Weekly Feature



2018-04-12 / Editorial

New gun legislation is a smart step forward

Bee Editorial

The debate over gun legislation has been raging for several years now and particularly flares up each time a mass shooting takes place.

While these incidents are responsible for stealing the lives of many innocent people, the rate at which victims of domestic violence are murdered with guns is both staggering and woefully lacking in the national discourse.

In the United States, three or more women are murdered each day by a husband or boyfriend according to the American Psychological Association. Furthermore, greater than half of all women killed by intimate partners between 2001 to 2012 were killed with guns, according to the Center for American Progress.

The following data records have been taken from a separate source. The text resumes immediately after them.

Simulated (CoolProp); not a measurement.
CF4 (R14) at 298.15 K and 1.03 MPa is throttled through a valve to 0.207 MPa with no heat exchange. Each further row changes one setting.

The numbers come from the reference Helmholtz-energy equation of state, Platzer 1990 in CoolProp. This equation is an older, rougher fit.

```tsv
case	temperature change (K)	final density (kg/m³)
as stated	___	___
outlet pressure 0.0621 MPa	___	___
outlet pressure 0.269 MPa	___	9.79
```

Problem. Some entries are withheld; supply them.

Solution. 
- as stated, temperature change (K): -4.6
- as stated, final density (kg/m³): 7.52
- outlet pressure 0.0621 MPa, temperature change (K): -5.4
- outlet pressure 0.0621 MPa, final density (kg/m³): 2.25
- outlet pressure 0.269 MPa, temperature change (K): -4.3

A study published by the American Public Health Association in July 2003 stated that American women are killed by an intimate partner — including husbands, lovers, ex-husbands and ex-lovers — more often than by any other type of perpetrator.

According to the National Domestic Violence Hotline, between 77 and 81 percent of female victims of intimate partner violence were previously victimized by the same offender, depending on the victim’s age bracket.

This prompts the question, why are men convicted of such violence able to get their hands on deadly weapons?

Legislation passed in New York last week will require those convicted of domestic abuse to turn over long guns, as opposed to existing legislation, which mandated only the surrender of handguns. Additionally, the legislation can prevent an individual from getting or renewing a license for a gun if that person is the subject of an arrest warrant for certain alleged crimes. It’s possible the new legislation could also prevent the mass shootings experienced by communities nationwide.

According to a report published by the Congressional Research Service in July 2015, “a domestic dispute of some sort was allegedly a contributing factor in about a fifth of mass public shootings” between 1999 and 2013, where such an event is defined as “three or more killings in a single incident.” The report goes on to say that “In some cases, offenders were able to purchase a firearm, or allowed to keep firearms already in their possession, and commit mass murder, even though they had previously had domestic violence restraining orders filed against them, or had been convicted of misdemeanor domestic violence offenses.”

This kind of legislation is the shift that needs to be made in the ongoing debate over firearms.

While people on both sides of the aisle are guilty of shouting more than listening and failing to compromise, this type of legislation targets a specific issue and combats it in a logical way.

While not every act of violence can be predicted, looking at trends and statistics can give us many solid indicators and well-thought-out legislation such as this can go a long way in protecting women who might otherwise become murder victims.